The period, under the presidency of the deposed nonagenarian Robert Mugabe, was marked by a political absurdity that was, among other wretched things, characterised by arbitrary or unlawful deprivation of hundreds of lives, disappearances of politically left patrons, torture, degrading treatment punishment and denial of a fair public trial, assuming that holding diverse political views was a crime.

In a 2009 Human Rights Report on Zimbabwe’s political plight, the US Department of State wrote:

The government or its agents committed politically motivated, arbitrary, and unlawful killings during the year. By year’s end over 193 citizens had been killed in political violence that targeted members of the opposition party. The MDC claimed that approximately 200 other members and supporters were missing and presumed dead at year’s end.

The killings were primarily committed by members of ZANU-PF, ZANU-PF youth militia, war veterans, and, to a lesser extent, members of the military and police. The majority of politically motivated killings occurred between the March 29 harmonized election and the June 27 Presidential Run-off election. NGOs also estimated security forces killed between 200 and 300 citizens in the Chiadzwa diamond fields in Manicaland Province.

Now, as the country approaches the 10th anniversary of such a gloom era, a consortium of Churches comprising of Zimbabwe Divine Destiny (ZDD), Zimbabwe Council of Churches (ZCC), Evangelical Fellowship of Zimbabwe EFZ, Prayer Network of Zimbabwe (PNZ), and Wailing Women of Zimbabwe, will hold a Prayer Service in remembrance of the 2008 April-June Dark Season.

The churches will, in the same seam, observe the United Nations Convention Against Torture which falls on June 26. The Zimbabwean government despite being a full member of the United Nations family has neither ratified nor signed this human rights treaty.
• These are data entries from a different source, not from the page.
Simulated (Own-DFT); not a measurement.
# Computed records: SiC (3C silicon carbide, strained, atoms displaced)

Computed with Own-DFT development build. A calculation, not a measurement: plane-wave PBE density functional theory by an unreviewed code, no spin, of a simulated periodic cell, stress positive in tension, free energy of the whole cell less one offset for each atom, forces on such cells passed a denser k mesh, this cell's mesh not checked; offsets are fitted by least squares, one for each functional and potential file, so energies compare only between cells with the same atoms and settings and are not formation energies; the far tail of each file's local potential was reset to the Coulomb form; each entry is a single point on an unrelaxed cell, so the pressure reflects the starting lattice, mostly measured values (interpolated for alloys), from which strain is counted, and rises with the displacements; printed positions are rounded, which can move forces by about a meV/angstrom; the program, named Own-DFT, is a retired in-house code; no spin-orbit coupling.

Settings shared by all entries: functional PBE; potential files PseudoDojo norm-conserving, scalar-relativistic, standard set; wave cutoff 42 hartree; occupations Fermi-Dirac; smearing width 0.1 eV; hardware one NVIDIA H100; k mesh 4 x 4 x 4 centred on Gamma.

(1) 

A special feature of the Peace Prayer Service will include a solemn moment when War Vets Peace Initiative representatives meet some survivors/victims of political violence and the church will minister a Healing and forgiveness ceremony.

Different organisations will deliver their solidarity speeches on this occasion.

The service will take place on June the 27th from 10 am to 1 pm at the Dutch Reformed Hall, 35 Samora Machel Avenue in Harare.